Section 47, headed Application of lot entitlements relevantly provides -
(1) This section states the general principles for the application of lot entitlements to a community titles scheme, but has effect subject to provisions of this Act providing more specifically for the application of lot entitlements.
(2) The contribution schedule lot entitlement for a lot is the basis for calculating--
(a) the lot owner’s share of amounts levied by the body corporate, unless the extent of the lot owner’s obligation to contribute to a levy for a particular purpose is specifically otherwise provided
for in this Act;12 and
(12 The regulation module applying to a community titles scheme might provide that a lot owner’s contribution to some or all of the insurance required to be put in place by the body corporate is to be calculated on the basis of the lot’s interest schedule lot entitlement).

Before proceeding with any consideration of the grounds for the alleged unreasonableness as submitted by the applicants, I note that the body corporate in both of its submissions has argued that –

At the time the special levy was imposed, no application had been made to adjust the lot entitlements. As an adjustment of lot entitlements cannot be made retrospectively (see Banks v. Noosa on Beach [2000] QCA 146) then the special levy must be imposed on the contribution schedule lot entitlements as recorded ... at the time. ...

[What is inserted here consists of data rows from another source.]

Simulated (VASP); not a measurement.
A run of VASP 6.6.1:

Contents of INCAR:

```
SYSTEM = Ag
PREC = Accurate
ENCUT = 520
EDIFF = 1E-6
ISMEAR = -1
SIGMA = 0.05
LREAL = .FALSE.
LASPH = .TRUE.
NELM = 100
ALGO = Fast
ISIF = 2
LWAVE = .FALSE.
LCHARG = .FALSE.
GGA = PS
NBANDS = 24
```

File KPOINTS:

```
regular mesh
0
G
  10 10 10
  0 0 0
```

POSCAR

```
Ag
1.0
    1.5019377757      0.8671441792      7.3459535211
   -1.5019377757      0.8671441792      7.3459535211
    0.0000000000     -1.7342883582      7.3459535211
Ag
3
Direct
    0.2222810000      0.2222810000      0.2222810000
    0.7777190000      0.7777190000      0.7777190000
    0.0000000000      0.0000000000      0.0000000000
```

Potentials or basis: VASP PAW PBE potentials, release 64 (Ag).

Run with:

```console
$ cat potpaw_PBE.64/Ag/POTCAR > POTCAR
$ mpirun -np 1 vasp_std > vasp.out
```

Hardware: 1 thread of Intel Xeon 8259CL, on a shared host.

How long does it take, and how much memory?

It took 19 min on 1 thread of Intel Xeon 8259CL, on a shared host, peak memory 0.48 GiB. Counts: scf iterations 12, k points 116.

In Banks & Anor v Body Corporate Noosa on the Beach Community Titles Scheme 6417 [2000] QCA 146 (28 April 2000) the Court of Appeal (McMurdo P, Davies JA and Moynihan J) considered the question of whether, in respect of an application for adjustment of the lot entitlement schedule, the Court could make an order having retrospective effect. This decision was in respect of the former section 46 of the Act, which section has been renumbered 48 in the reprint of the Act coming into force on 4 March 2003. The Court concluded as follows:

[9] The substantive points in the appeal then are whether the learned primary judge had power to make an order under s 46 having retrospective effect; and, if he did not, whether the respondents were nevertheless entitled to an injunction restraining the recovery of any contribution levied as from a date earlier than the date on which the adjustment would take effect.
[10] Section 46 of the Act, pursuant to which the owner of a lot may apply to a District Court for an order for the adjustment of a lot entitlement schedule, provides in s 46(8) that, if a court orders an adjustment of a lot entitlement schedule, the body corporate must, as quickly as practicable, lodge with the registrar a request to record a new community management statement reflecting the adjustment ordered.[3] Sections 48, 49 and 50 then provide for the recording of a community management statement and s 53 provides that a community management statement takes effect only when it is recorded by the registrar as the community management statement for a community titles scheme. It can be seen from these provisions that it is the recording by the registrar of the community management statement, rather than the order of the judge, which causes it to take effect. If there remained any doubt that, consequently, the adjustment of lot entitlement took place only on the recording of the new community management statement, that is removed by s 44(7) which so provides specifically.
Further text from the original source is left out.